Re: Paper and slides on indefiniteness of CH

Dear Sy,

Not quite the answer I was hoping to get but entertaining none the less.

On Oct 14, 2014, at 12:21 PM, Sy David Friedman  wrote:

Max likes this idea but now the problem is that the set-theorists are facing challenges that they have never seen before. The forms of maximality that Max wants are so new that the set-theorists don’t yet have the tools to figure out which forms are consistent and which are not; also they want to keep Max happy. Max is just honestly trying to understand how maximality is best captured mathematically, but in the lengthy and complex process of discovery there are many wrong turns and disappointments, laced with some successes. Although the process exhibits genuine progress, converging closer and closer to the kind of maximality principle Max is looking for, the challenge of providing consistent forms of maximality that will answer Max’s fair questions is enormously difficult. We can’t blame Max! He is just a sincere and likable guy who has “set out to discover what the world of Maximality is like, the range of what there is to the notion and its various properties and behaviours”. The set-theorists learn to like him and develop an equally sincere hope to fulfill his highest expectations.

So during the course of this entire email thread, HP seems to have evolved from declaring as you did in your first summary message to Sol of August 12:

I conjecture that CH is false as a consequence of my Strong Inner Model Hypothesis (i.e. Levy absoluteness with “cardinal-absolute parameters” for cardinal-preserving extensions) or one of its variants which is compatible with large cardinals existence.

(Aside: This is an extraordinary claim which you amplify in writing on Oct 13: “Further, as I said, I think there is a good chance of arriving at an optimal HP criterion”)

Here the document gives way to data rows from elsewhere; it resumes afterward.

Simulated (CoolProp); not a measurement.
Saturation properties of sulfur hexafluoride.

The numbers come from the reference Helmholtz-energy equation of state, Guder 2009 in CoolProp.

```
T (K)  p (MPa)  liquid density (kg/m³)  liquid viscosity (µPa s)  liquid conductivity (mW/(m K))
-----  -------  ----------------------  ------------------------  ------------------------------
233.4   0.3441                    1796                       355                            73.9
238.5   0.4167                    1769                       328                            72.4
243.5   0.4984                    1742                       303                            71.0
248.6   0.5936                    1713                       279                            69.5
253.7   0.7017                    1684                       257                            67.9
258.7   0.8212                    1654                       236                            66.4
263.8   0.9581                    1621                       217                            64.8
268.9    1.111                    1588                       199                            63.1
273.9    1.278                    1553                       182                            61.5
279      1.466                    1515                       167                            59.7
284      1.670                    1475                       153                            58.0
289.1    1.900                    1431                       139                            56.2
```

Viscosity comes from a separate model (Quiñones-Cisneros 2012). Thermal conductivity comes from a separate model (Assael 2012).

to the point that it is reduced to a collection of extremely difficult problems in the structure theory of countable transitive models of ZFC; i.e. the only principle left standing seems to be $\textsf{SIMH}^\#$ (but maybe that has also fallen or been reduced to a rough uncut principle), and this has been formulated to make any near term analysis impossible. You seem to feel this is a positive attribute of HP.

I would argue instead that this is simply a sort of coming of age for Set Theory; i.e. we can now pose simple questions about models of Set Theory which seem completely out of reach.

Number Theory is full of such problems. And one can easily generate such problems in a foundational framework.

Max it turns out has a cousin, RD (really difficult)  who proposes that Number Theorists should study “Ackermann Transcendental Number Theory”.

This is defined as follows. For each real number $x$, define $x^*$  as follows. The $n$-th decimal digit of the decimal expansion of $x^*$ is the $A_n$-th digit in the decimal expansion of $x$ where for $n \geq 1$, $A_n$ is the $n$-th “Ackermann number” as defined using the Knuth up-arrow notation:  $A_n = n \underbrace{\uparrow \cdots \uparrow}_{n\text{ times}} n$.

$A_1 = 1$
$A_2 = 4$
$A_3 = 3$ to iterated exponent of $3^{3^{3 \dots }}$ with 7625597484987 3’s (Wikipedia).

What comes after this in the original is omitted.